NOTICE REQUESTING WRITTEN EXTRAORDINARY RESOLUTION

Notice is hereby given to noteholders holding Notes with stock codes ING383 (ISIN ZAG000154048)
and ING384 (ISIN ZAG000154055) (the "Relevant Notes") issued under the Issuer's ZAR25 000 000 000
asset-backed note programme (the "Programme") described in the amended programme
memorandum dated 12 February 2019 (the "Programme Memorandum") in accordance with
Conditions 20 and 21.5 of the terms and conditions of the Relevant Notes (the "Conditions") that the
Issuer proposes to amend the Conditions of the Relevant Notes as set out in Annexure A to the Notice
disseminated by Strate Proprietary Limited ("Strate") and described below and requests the consent
of the holders of the Relevant Notes in each Series (the "Relevant Noteholders") to the proposed
amendments by means of a written extraordinary resolution (the "Written Extraordinary Resolution")
of Relevant Noteholders holding not less than 66.67% of the Outstanding Principal Amount of Relevant
Notes in each Series.

Save as otherwise defined, words and expressions used in this announcement have the meanings
given to them in the Programme Memorandum and for purposes of the Conditions.

WHEREAS:
1.   Aveng Africa Proprietary Limited, the Obligor in respect of the Underlying Assets under the
     Transaction (the "Relevant Underlying Assets" and the "Relevant Transaction") pursuant to
     which the Relevant Notes were issued, Aveng Limited, the Issuer and others have concluded
     an agreement (which agreement is conditional, among other things, on the resolutions
     described herein being passed by the requisite majorities) pursuant to which:
     (a)     the Conditions are to be amended so as to include an additional early redemption
             option on the terms set out below; and
     (b)     the Issuer and the Security SPV for the Relevant Transaction would need to be
             authorised to amend the agreements comprising the Relevant Underlying Assets and
             the Transaction Documents relating to the Relevant Transaction (the "Relevant
             Transaction Documents") in order to give effect to the exercise of such proposed new
             early redemption option, if exercised.

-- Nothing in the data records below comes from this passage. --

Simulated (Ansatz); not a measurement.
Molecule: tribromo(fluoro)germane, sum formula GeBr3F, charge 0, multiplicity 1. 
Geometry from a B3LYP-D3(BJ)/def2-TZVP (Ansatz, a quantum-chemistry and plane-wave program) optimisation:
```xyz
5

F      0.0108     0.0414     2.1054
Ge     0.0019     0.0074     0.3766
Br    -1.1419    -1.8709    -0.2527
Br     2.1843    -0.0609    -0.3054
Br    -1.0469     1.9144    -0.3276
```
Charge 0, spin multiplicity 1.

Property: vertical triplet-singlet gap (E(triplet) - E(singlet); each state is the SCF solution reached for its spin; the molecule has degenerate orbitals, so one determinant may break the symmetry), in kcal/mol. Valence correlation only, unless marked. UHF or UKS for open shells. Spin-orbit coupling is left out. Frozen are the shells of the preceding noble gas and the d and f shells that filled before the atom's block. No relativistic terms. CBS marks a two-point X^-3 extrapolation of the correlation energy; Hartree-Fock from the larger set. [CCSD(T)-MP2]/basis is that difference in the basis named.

2.      Accordingly, the Issuer hereby presents this request to the Relevant Noteholders.

3.      In respect of the request in paragraph 1(a): in terms of Condition 22 of the Relevant Notes and
        in relation to each Class of Voting Counterparties under the Relevant Transaction, the Issuer
        must, after obtaining conditional formal approval from the JSE Limited (“JSE”) on the amended
        Conditions, obtain the prior approval of at least 66.67% (sixty six comma six seven percent)
        (the "Required Approval Percentage") of voting rights entitled to be exercised by Voting
        Counterparties of a particular Class of Voting Counterparties (which, for purposes of this
        request, are the Relevant Noteholders) by either:
        (a)  notice and written consent:
             (i)     giving notice of the intention to make such amendment to all of the affected
                     Voting Counterparties (being the Relevant Noteholders) in accordance with
                     Condition 20; and
             (ii)    a written consent to, or written agreement effecting, the proposed
                     amendments and signed by or on behalf of the Issuer and by or on behalf of
                     the members of the relevant Class of Noteholders (being the Relevant
                     Noteholders) holding not less than 66.67% (sixty six comma six seven percent)
                     of the Outstanding Principal Amount of the Notes (being the Relevant Notes)
                     entitled to vote on the matter; or
     (b)     sending a written notice, together with the amended Conditions or any supplement
             to the Conditions to all of the affected Voting Counterparties (being the Relevant
             Noteholders) requesting approval of the amendments by way of an Extraordinary
             Resolution passed either at a meeting of the relevant Voting Counterparties (being
             the Relevant Noteholders) or by written extraordinary resolution in accordance with
             the relevant provisions of Condition 21.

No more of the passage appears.